The operation of ”rocking” a gas-lift well, also called: ”fluid level depressing”, is required to unload the well when the fluid column is heavier than the available lift pressure. Thus, the top gas lift valve cannot be uncovered with the available injection-gas pressure.
”Rocking” the well consists on applying an injection gas pressure simultaneously to the tubing and casing. The injected gas in the tubing will push the fluid column back into the formation; therefore reduce height, thus the weight of the fluids being lifted and allow unloading with the available lift pressure.
The tubing pressure is released rapidly, and the source of the major portion of the fluid entering the tubing is load fluid from the annulus. This procedure may be required several times to lower the fluid level in the casing annulus below the depth of the top gas lift valve.
PS: Several hours may be required to ”rock” a well having low reservoir permeability.
”Rocking” Procedure:
The proper procedure for “rocking” the well follows:
- First, with the wing valve on the flowline closed, inject lift gas into the tubing until the casing and tubing pressures indicate that the gas lift valve has opened. A small copper tubing or flexible high-pressure line can be used for this purpose. When a valve opens, the casing pressure begins to decrease and to equalize with the tubing pressure. The tubing pressure also should begin to increase at a faster rate with injection gas entering the tubing through the valve and surface connection.
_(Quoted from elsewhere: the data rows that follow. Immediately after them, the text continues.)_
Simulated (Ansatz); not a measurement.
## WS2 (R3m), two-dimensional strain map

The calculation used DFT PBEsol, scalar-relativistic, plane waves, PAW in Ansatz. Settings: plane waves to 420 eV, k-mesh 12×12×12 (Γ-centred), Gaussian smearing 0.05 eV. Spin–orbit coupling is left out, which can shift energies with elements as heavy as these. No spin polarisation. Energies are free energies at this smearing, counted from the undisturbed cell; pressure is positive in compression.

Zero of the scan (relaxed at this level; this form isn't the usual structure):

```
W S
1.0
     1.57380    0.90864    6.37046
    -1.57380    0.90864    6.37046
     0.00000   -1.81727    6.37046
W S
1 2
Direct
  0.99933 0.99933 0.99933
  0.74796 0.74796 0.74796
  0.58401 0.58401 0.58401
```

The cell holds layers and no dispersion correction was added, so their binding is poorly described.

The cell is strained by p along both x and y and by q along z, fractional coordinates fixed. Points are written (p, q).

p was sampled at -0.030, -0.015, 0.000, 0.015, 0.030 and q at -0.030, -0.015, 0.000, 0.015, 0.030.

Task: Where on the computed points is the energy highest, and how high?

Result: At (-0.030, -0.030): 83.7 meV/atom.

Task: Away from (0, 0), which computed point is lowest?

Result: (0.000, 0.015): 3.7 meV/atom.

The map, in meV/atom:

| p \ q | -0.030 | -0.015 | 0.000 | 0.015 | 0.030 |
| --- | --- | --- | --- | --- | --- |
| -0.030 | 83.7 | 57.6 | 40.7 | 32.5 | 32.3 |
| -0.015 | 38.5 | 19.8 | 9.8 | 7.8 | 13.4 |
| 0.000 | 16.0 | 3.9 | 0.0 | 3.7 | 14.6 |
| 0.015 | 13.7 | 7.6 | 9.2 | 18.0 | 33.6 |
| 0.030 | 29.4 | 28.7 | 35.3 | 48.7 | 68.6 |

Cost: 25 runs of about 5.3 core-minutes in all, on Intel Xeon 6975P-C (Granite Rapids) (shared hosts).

- Next, stop gas injection into the tubing and immediately open the wing valve to lift the liquid slug above the gas lift valve into the flowline as rapidly as possible. A flowline choke may be required to prevent venting injection gas through the separator relief valve. Some surface facilities are overloaded easily, and bleeding off the tubing must be controlled carefully.
PS: The presence of check valves inside unloading valves and orifice prevent fluids from being displaced back into the casing.
Remedial solutions if ”rocking” the well is not possible:
If the fluid used to kill the well can’t be injected in the formation while rocking (risk of causing reservoir and/or near wellbore damage), two solutions can be considered:
- Well swabbing: if applicable (no TRSV installed), the well can be “swabbed” to allow unloading to a deeper valve, however, the swabbing job should be well assessed/designed especially for well with high productivity. This job is performed using a slickline unit.
- Nitrogen Lift job: It is more safely than swabbing job, but much more expensive.
If the problem is severe, shooting an orifice into the tubing to achieve a new point of operation may be the only solution (if redesigning the well and working-over the well to respace Gas Lift Mandrels is not feasible).